Publication Date: 15 Jun 2018 - By Simona D'Agostino Reuter By Simona D.

Environmental, Social & Governance Thematic Multi Asset


A Family Office, or FO, is an entity established or engaged by a single family, or a group of families, to manage all of their financial affairs. The focus of the family office is on building and sustaining wealth for current and future generations. It also plays a major role in risk management, by building a diversified portfolio instead of one built on a single holding, and ensuring that this portfolio is properly managed and be able to provide the funds to meet all the family’s goals and objectives. 

One of the key motivations for creating a family office is to centralise the management of a substantial family fortune and more effectively transfer the established wealth across generations. It allows a family in business to create a trusted environment with a maximum level of control and the possibility to reflect the personal risk attitude as well as the long-term view of the family. 

As the term ‘family office’ is unregulated, its definition can vary. The family office was created to look after the wealth of an extremely “high net worth family” and with the duty also to assist in various personal matters. So they may act as mediators between siblings and governors of trusts, while keeping all aspects of family life organisation.

Single-family offices can be understood as an often integrate combination of deliverables provided to family members. These deliverables usually include investment management, advanced planning, administrative and lifestyle services and all these categories can be split in other products and services. According to Angelo Robles, founder and CEO of the Family Office Association, "There are certain services such as money management that are common to most family offices. However, investment management at one single-family office is not necessarily the same thing at another family office. In order to really understand what each family office is providing requires getting into the details."

Why They Are Becoming So Popular

According to the New York Times, the Rockefellers first pioneered family offices in the late 19th century and they started re-gaining popularity in the 1980s. An incredible growth of private wealth globally in recent years has resulted in “The Forbes World’s Billionaires” list growing from some 140 billionaires when it was first launched 25 years ago to over 1,300 currently. The emergence of new industries, particularly financial industries, is largely responsible for this unprecedented progress in “new wealth”. 

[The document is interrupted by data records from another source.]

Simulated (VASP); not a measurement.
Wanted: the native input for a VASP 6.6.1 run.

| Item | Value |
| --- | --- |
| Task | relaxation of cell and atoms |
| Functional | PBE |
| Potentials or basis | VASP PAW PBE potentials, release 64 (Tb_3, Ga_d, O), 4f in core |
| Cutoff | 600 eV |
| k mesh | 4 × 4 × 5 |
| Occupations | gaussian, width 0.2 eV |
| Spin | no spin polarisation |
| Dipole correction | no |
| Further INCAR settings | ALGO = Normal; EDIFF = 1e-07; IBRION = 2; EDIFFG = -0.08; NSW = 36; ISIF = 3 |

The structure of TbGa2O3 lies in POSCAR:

In addition to that, in recent years, there has indeed been an increasingly high level of global uncertainty in both the political and economic spheres and, as the majority of economists state, a big cause for this rapid increase in demand of FO was the 2008 financial crisis, which led more people to seek astute investment advice and asset management. Out of the original concept of the family office, two main variants have emerged, the single-family office and the multi-family office, along with other similar types. 

Main types of family offices (Source: EY Family Office Guide Pathway to successful family and wealth management):

  • Single Family Office (SFO) - In its purest sense, a single family office is a private company that manages the financial affairs of a single family. Typically, a fully functional SFO will engage in all, or part of the investments, fiduciary, trusts and estate management of a family; many will also have a concierge function.
  • Multi Family Office (MFO) - A multi-family office will manage the financial affairs of multiple families, who are not necessarily connected to each other. Like a single family office, an MFO might also manage the fiduciary, trusts & estate business of multiple families as well as their investments. Over time, SFOs often become MFOs. 
  • Virtual Family Office (VFO)- Families looking to achieve the benefits of a family office managing their financial and other affairs, but who don’t want to set up an actual company to do so, can opt for a virtual family office. This can be achieved by outsourcing all services to external providers of services and consultants.

Noticeably, in our investor relation world, the FOs that really matter are those focused on the assets management and those who can invest in listed or, sometimes, in not listed companies – i.e. PEs. 

The Family Office Ecosystem 

To understand the importance of the FO nowadays, let’s consider for a moment the risks associated to any kind of business, that entrepreneurs and CEOs face every day; we refer to mainly four broad categories of risk: Concentration risk; Management risk; Balance sheet risk; Succession risk. 

Without entering in details, we can assess that the family office is a sort of risk mitigator and there are about three main roles the family office plays in this. “Diversification” of the core concentrated asset is often a prudent way to protect the risk of loss should the improbable happen. At the same time, it must be flexible and leave family options as open as possible. Another family office’s job is “Integration”.

The FO, with its deep knowledge of the family and its goals, as well as its staff’s experience in a wide variety of professions of origin, plays an important role in providing the family with clear goals, perspective and integrated advices. “Discipline” is the third factor a family office can bring in. It can also bring independence and objectivity, a less emotional perspective and a fair and fact-based decision making process that can significantly improve the workings of a family and the management of its wealth.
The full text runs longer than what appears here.